Hanbok Part 2: Hanbok in Modern Days
July 23, 2021 – Our previous episode on hanbok focused on the history and components of a typical hanbok. This second piece on hanbok will begin with the beauty of hanbok and the evolution of the traditional attire in modern days.
Traditional western attire is designed in three dimensional patterns which are preserved as a part of the attire. For example, the Victorian dresses were supported by cages and other auxiliary features. In contrast, hanbok begins as a two-dimensional form and transforms to fit the natural flow of the person wearing hanbok. The gentle curves and lines that underline the beautiful body figure of the wearer is one of the key features.
Another noticeable element of hanbok is the color. Many foreigners are often amused by the color scheme of the clothing. In the past, the color of hanbok symbolized the marital status of a woman. A single female wore a scarlet skirt and a yellow jeogori or a saekdong jeogori (색동 저고리), The saekdong jeogori, which was an upper garment with colorful stripes on the arms, was also worn by girls on their birthdays. Furthermore, a married woman wore an indigo skirt and jade green jeogori, while a recently married woman wore a scarlet skirt and light green jeogori.
Like in many cultures, the usage and design of the traditional attire have changed over time. In the 21st century, hanbok began to diversify. Comfortable versions of hanbok for daily wear became a trend and new styles of Western attire with elements of hanbok such as embroidery and its unique fabric made an appearance in the market.

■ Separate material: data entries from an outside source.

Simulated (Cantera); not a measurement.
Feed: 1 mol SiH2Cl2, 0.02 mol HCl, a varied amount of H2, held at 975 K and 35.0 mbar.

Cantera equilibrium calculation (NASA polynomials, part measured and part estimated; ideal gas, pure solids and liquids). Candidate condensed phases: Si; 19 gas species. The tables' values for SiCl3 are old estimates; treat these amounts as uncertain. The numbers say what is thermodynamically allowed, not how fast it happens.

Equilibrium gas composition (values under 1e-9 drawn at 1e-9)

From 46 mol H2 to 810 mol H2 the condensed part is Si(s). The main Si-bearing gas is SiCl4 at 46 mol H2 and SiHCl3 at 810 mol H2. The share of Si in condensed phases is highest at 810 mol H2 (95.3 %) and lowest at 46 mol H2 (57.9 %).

As a part of promoting tourism in Korea since October 2013, the entrance fee to four main palaces of Seoul and the Royal Tombs was waived for those wearing hanbok. The new policy quickly spread across social media, encouraging both domestic and foreign tourists to wear hanbok as a part of their cultural immersion. Accordingly, the number of rental services of hanbok in the area skyrocketed. In 2017, there were 131 rental businesses in the Jongno district of Seoul alone. However, it has been pointed out that the rental services have excessively altered the traditional attire.
Although it is infeasible to impose strict standards on hanbok worn by tourists, there have been legitimate concerns about some of the abnormalities in the contemporary alterations to hanbok. Curtain fabric is used to design rental hanbok and this deviation cannot be categorized as hanbok, according to some traditionalist hanbok experts. It is also said that the bottoms of the skirts have become too voluminous as they are rented out with Western-style cages that are primarily used to enrich the figure and prevent wrinkles. The skirt of hanbok should drop down elegantly with gentle and curved wrinkles supported by an underskirt made with a stiff but not-quite-solid fabric.
Over the years, there have been attempts to bring back the so-called "correct" ways to wear hanbok. The Korea Times and Women News, for example, have published articles that lay out the ground rules for how the traditional Korean attire ought to be worn. For women, it is advised that they wear shawls rather than coats, which compress the shape of hanbok. If you do not own one, you could easily make one with an old hanbok skirt. You must wear a sokjeoksam (속점삼) under the jeogori to improve hanbok's fit — which also happens to better allow the absorption of heat. For men, although undershirts are not required, undershorts are highly recommended to accentuate the elegant lines of hanbok. Moreover, if men wish to wear undershirts, deep-cut, non-white undershirts are advised.
In today's blog post, we explored the contemporary transition of hanbok. As time goes by, such changes are both expected and might even be welcome. Cultures and traditions change over time — and so does fashion. Granted, it is virtually impossible to wear hanbok exactly the same way our distant ancestors used to wear them many centuries ago. But there needs to be ongoing efforts to preserve the best of our bygone era or at least conserve what is left of it.